THE GOVERNMENT OF India is drafting the country’s first ever biofuel policy, which has been a closed door affair for civil society. One can keep guessing what the final text would read but seeing the current thrust, it is likely to give impetus to an already inflated drive to promote corporate-sponsored biofuels.

Since 2003, the government’s intent has been articulated in a National Biodiesel Mission. This has been mirrored in the recommendations of the Planning Commission’s Committee on Development of Biofuels — the proportion of biofuel blends to be mixed with petroleum be increased from five percent to 20 percent by 2012. A Group of Ministers (GoM), headed by the Union Minister of Agriculture, is tasked with a fullfledged biofuels policy.

Biofuels are another instance where the need for a solution has been used as a business opportunity by those who created the problem in the first place! It might be opportune to mention two things here — first, that a series of Indo-US energy talks preceded the announcement of any domestic biofuel policy. Second, the demand for more fuel has been created by high levels of consumption caused by the expansion of an energy-intensive world order. Manufacturing and business processes have been exploiting natural resources. The biofuel propaganda by businesses is simply an act against its own destruction.

In the context of climate change, large corporations — including petroleum giants, mining companies, automobile manufacturers and food processors — have hopped on to the biofuel bandwagon, even sponsoring debates on the criteria for “sustainable biofuels”. The noble intention of “green” energy appear to be more reflective of the colour of money than any ecological consideration.

So it is not surprising that the main players attempting to influence the domestic policy on biofuels are business and industry. In 2006, biodiesel suppliers and others formed the Biodiesel Association of India, which is the main group lobbying for legal and policy changes, including more land, raw material and tax exemptions. Likewise, the sugar manufacturers are lobbying for favourable policy support.

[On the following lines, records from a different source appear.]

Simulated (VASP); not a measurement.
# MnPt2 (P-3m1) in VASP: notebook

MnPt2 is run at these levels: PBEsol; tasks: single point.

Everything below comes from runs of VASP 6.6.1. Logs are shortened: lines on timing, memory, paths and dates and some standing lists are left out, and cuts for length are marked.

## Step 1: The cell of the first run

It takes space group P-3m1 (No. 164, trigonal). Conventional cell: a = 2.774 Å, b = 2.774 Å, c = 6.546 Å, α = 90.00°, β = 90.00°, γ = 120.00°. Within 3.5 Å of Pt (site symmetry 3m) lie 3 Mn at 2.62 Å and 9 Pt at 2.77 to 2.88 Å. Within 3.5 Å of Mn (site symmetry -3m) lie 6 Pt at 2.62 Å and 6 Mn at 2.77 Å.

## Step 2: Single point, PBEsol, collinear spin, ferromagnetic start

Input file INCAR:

For a country like India where the majority lead an off-the-grid life, this means that more land needs to come under cultivation of crops like jatropha, pongamia and sugar sources, which can be tapped for oil and ethanol production respectively. Agricultural land, forests and even grazing land, which support people’s livelihoods, are being used to promote fuel plantations. Land, a source of food, is now being seen as a source for oil extraction. The rising demand for fuel in an increasingly mechanised world simply cannot be fulfilled even if more land is brought under biofuel plantations.

In 2005, the Chhattisgarh Biofuel Development Authority was set up and, in 2006, a set of Rules was notified for biodiesel plantations in the state. Forest and “waste” land began to be diverted for ratanjyot or karanj plantations. In traditional wisdom and in the ecological worldview, there is nothing “waste”. In states like Rajasthan, huge tracts of the neeji beer (private grazing lands) projected as “waste” lands are being systematically promoted for jatropha plantations, through the state government’s “green patta” policy. For a pastoralist society, this would mean using pastures for “fuel” cultivation, and the survival of livestock then becomes a serious question.

In Orissa, some villagers have been duped of their land, including revenue-generating, fully grown mahua trees, in the garb of leasing out their land for an environment-friendly option. The Orissa government’s Renewable Energy Development Agency is pushing the state’s draft biofuels policy as a poverty alleviation programme. Ironically, jatropha plantations are being pushed in the Kalahandi- Bolangir-Koraput region, which is known for its food shortage.

Special Economic Zones, industries, mines and dams are obviously industrial undertakings. It is a different thing that their impact is forgotten and condoned for the
sake of the “growth” of a nation. But biofuels wear a green mask while touting solutions to climate change. This veil is gradually lifting now, with the promotion of biofuels being seen as adding to the food crisis. Peasant communities, indigenous people and regular consumers have been crying hoarse about the direct ill-effects, from land grab to food price hikes, which they are facing due to the expansion of the biofuel industry. More recently, there have also been murmurs of concern from within the officialdom, with the Finance Minister of India raising concerns about these ill-effects.

The promotion of biofuels today is yet another corporate agenda with clear intentions of private profit. We have to stop regarding our forest, fallow, pasture and agricultural land as “waste” or convertibles, and the people who are dependent on these lands as dispensable. Till then, the business of changing the climate will go on in full swing.